All of this confirms something about Nashville that I spent the first season trying to prove to myself wasn’t true: It might just be a show designed to sell music. I clung to every perceived kernel of character development and storytelling to find anything that might convince me otherwise, all to no avail. We will get no creativity here.
A creative show wouldn’t send Deacon on an immediate bender culminated by his drunken attack on Teddy outside city hall. Teddy repaying Rayna’s commitment that he would not loose his daughter was the only moment in this whole storyline that felt like a decision genuinely made by a character instead of forced by a writer. Maddie’s spontaneous curiosity that sent her digging in her mom’s closet and running to tell Deacon felt driven more by having to get it done in two episodes than by what her character would actually do.
This kind of storytelling is acceptable in the five-day-a-week format of a daytime soap opera. It is offensive in a broadcast network’s Wednesday night lineup. Viewers deserve so much better.

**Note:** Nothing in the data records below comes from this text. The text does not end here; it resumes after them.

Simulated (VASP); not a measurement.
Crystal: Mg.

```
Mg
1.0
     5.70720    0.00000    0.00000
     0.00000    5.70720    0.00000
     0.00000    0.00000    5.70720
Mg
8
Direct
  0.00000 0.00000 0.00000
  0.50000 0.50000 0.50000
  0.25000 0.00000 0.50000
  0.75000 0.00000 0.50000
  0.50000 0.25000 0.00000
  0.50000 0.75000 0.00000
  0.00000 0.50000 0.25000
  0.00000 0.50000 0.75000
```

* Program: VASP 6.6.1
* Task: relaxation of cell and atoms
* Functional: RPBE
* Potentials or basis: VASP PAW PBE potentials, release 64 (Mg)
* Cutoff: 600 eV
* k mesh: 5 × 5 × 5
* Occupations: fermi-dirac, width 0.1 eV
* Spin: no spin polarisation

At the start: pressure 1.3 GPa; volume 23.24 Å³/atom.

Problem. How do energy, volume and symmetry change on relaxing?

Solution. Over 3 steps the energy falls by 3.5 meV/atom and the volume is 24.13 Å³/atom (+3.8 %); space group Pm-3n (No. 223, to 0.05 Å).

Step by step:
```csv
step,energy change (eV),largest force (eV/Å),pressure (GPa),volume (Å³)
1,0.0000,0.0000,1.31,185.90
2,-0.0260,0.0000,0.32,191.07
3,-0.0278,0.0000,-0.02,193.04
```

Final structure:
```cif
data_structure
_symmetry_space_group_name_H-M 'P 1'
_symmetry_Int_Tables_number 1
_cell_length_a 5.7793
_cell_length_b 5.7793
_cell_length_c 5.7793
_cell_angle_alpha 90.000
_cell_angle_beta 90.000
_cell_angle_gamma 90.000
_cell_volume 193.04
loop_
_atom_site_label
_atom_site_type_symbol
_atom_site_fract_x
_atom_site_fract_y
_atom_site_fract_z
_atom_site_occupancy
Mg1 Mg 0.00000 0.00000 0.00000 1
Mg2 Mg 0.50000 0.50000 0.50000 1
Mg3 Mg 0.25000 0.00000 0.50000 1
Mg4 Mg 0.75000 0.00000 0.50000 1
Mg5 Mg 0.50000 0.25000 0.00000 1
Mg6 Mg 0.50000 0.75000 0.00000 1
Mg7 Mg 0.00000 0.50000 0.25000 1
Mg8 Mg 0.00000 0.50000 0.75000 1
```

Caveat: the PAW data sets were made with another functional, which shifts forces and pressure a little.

It was obvious from episode one that Gunnar had feelings for Scarlette and that she would eventually leave Avery for him. Unlike Teddy, Deacon and Rayna, whose storyline was entirely predictable and therefore boring, this love triangle could work because these are three characters who usually stay true to themselves. When they make bad decisions the writers let them realize it and deserve credit for doing so. I would be perfectly fine watching the three of them explore their feelings over the course of season two. Instead the writers made Gunnar propose. Forcing them to act on their feelings this fast ruins everything and robs us of a story that could have been very enjoyable.
Want more? There’s more. Instead of letting the Peggy Kenter character fade away, Nashville doubled down and did what any immature show would do: It made her pregnant. Really? I mean, really? This character’s only purpose was to expedite the demise of Teddy and Rayna’s marriage. Why is a baby necessary here? Rayna finally succumbing to her feelings for Deacon is enough to permanently break her relationship with Teddy. The only reason to make Peggy pregnant is to complicate Teddy and Rayna getting back together, which has no business happening. If not for every show in history having already gone there it would be intriguing. Again, okay for daytime, unqualified for primetime.
The only enjoyable moments from the finale came from Juliette Barnes. Her character has been enjoyable to watch all season for the way she always comes to the right decision, however begrudgingly she might get there. At least the show lets one character have a brain. I might honestly be more interested in this show if Rayna dies in the crash and Juliette becomes the leading female character.
My theme in watching season finales this year has been trying to discern where shows might be going in their next season. With Nashville I’m afraid what it previewed during Juliette’s Bluebird performance is going to be the start of year two. Even worse, the show’s writers could actually think they’re doing a good job and keep doing exactly what they’re doing.
That leads me into thinking about whether or not I’ll tune in next fall. With all its stars coming back for season two there is plenty of reason to tune in for more Avery Barkley, Scarlett O’Connor and Gunnar Scott. I suppose you also have to stick around to see what happened in the crash, but has Nashville given us anything that would make us believe anything interesting will come of it?
3 thoughts on “Daytime stories + primetime setting = Bad”
I was also surprised by how fast things seem to come to big epic conclusions in the last two episodes. With Juliette’s mom dying, Rayna and Deacon finally back together, Maddie outing Rayna’s secret, Deacon falling off the wagon, Scarlett and Gunnar fighting and Scarlett and Avery reconnecting, Teddy finding out his mistress is preggers and that his embezzlement is finally catching up to him… Part of my frustration with this is that they took SO LONG to finish up this season – they drew it out to 22 episodes, and it seemed like every other week was a rerun – so there was no reason to rush all of this shiz. It was like a fireworks display that was over in 5 seconds. Shows miss the point when they try to go for ALL the climax all at the same time.
Also, Hayden deserves an Emmy for this season. She can make Juliette be so unlikeable and yet so gut-wrenchingly vulnerable at the same time that it’s astounding.
I think it was so rushed at the end because there wasn’t much depth to any of it. We expect story lines to resolve at the end of a season but in order for that to work they need to build up to it better than just having everything end.
I’m starting to come around to Mike Kelley’s view that the 22 episode TV season is too long to tell good stories. But good luck getting broadcast networks to change their advertising structures.